Master the art of log management: tips for handling high-volume logs

#devops #logs #observability

Managing logs in the modern world is a serious challenge. Logs, or information captured at a point in time about an action that took place, are constantly being generated by applications, servers, and network devices. These individual messages about events or errors provide you with more information and context when things go wrong, which sounds incredibly helpful. But as your infrastructure grows or your application becomes more complex, at some point you may feel like you’re buried in a mountain of never-ending information.

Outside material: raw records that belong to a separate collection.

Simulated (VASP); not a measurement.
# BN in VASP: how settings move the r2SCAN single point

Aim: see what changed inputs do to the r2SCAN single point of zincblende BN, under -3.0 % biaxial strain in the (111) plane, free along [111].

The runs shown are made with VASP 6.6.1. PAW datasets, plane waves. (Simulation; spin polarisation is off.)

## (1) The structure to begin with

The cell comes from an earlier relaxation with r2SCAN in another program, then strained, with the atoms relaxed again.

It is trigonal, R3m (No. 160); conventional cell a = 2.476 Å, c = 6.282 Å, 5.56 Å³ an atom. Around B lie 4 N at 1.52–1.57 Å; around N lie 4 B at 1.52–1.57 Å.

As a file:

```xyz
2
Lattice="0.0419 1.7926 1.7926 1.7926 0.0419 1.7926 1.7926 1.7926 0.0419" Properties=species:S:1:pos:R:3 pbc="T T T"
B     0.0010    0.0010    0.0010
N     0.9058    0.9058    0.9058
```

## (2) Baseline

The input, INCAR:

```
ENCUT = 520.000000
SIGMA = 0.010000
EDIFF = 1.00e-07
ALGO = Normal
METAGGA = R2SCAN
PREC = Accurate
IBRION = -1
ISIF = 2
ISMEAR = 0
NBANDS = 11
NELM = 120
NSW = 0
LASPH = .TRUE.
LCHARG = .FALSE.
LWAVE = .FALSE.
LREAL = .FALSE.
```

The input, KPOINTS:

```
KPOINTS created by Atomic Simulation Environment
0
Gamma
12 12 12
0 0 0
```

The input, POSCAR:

Using a log management solution can provide visibility into the performance data you need to reduce the mean time to resolution (MTTR) and mean time to detection (MTTD). Monitoring can help you to navigate this constant inflow so you spend less time looking and more time problem-solving. But, how can you best sort through this mountain of data to get the crucial insights you need when you encounter an issue?

In this post, I’ll discuss tricks and tips for managing and scaling your log management.

Factors contributing to high log volume

First, let’s understand why you might be running into a high volume of logs. There’s a variety of reasons, but some common reasons are:

The growing complexity of your application architecture: As your architecture becomes more complex, interactions between all of the components in it increases. All these interactions mean there will be more events and your customers may encounter more errors. For example, your app might use hundreds of microservices that interact with each other, generating massive amounts of log data.
Not using log rotation policies: You shouldn’t need to and probably won’t want to keep logs on a long term basis. Instead, you’ll want to archive or compress them, or in some cases, delete them. You may want to set rules about what size logs you will retain, how long you'll keep them, when to compress them, and when to notify stakeholders about rotation. For details on rotation, read about the lifecycle of application logs.
The granularity of information in your logs: In cases where your logs are too detailed, you might run into issues creating, transmitting, and storing them. You might see that this has an effect on application response times or even network bandwidth, depending on the situation. It’s important to figure out what level of granularity is helpful and what level of granularity becomes an unnavigable soup.

It's important to understand the reasons behind the log volume, because this can help you decide how to manage them. While you might not have the power to change the complexity of an entire application, you can take some steps to reduce the complexity of the logs themselves.

Best practices for managing log volume

Perhaps the most important best practice with logs is to forward your logs to a centralized location. This will help you sort, find, and use the information that logs provide, in the most effective way. You can do this in our application performance monitoring (APM) capability as well as in our infrastructure agent. But besides locating your logs in one place, there are some other best practices you should be aware of:

Standardize your log levels: Consider standardizing and defining the log levels your organization will use. For example, the New Relic infrastructure agent uses a subset of the industry-standard Syslog severity levels, to simplify the categories that you’ll need to sort through.
Keep a consistent log format: In logs that are the same level, you might want to define a standard of what information you log and don't log. It’s much easier to aggregate and sort through information that is uniform rather than inconsistent.
Log what’s valuable: Everything you log should have a purpose. From user events to application errors, only record the information you think will be valuable, rather than over-indexing on everything you could capture in a log. For example, Kubernetes health checks happen frequently, but they don’t add a lot of overall value to understanding the picture of your system.
Consider using structured logging: Because humans are fallible and making sure that the text in logs is relatively consistent may be troublesome, consider using structured logging. This method conceptualizes logs not as a written message but as a record of an event and its context that can be parsed by machines. For more detail, read our documentation on log parsing or this blog on how to set up structured logging for New Relic, written with Python.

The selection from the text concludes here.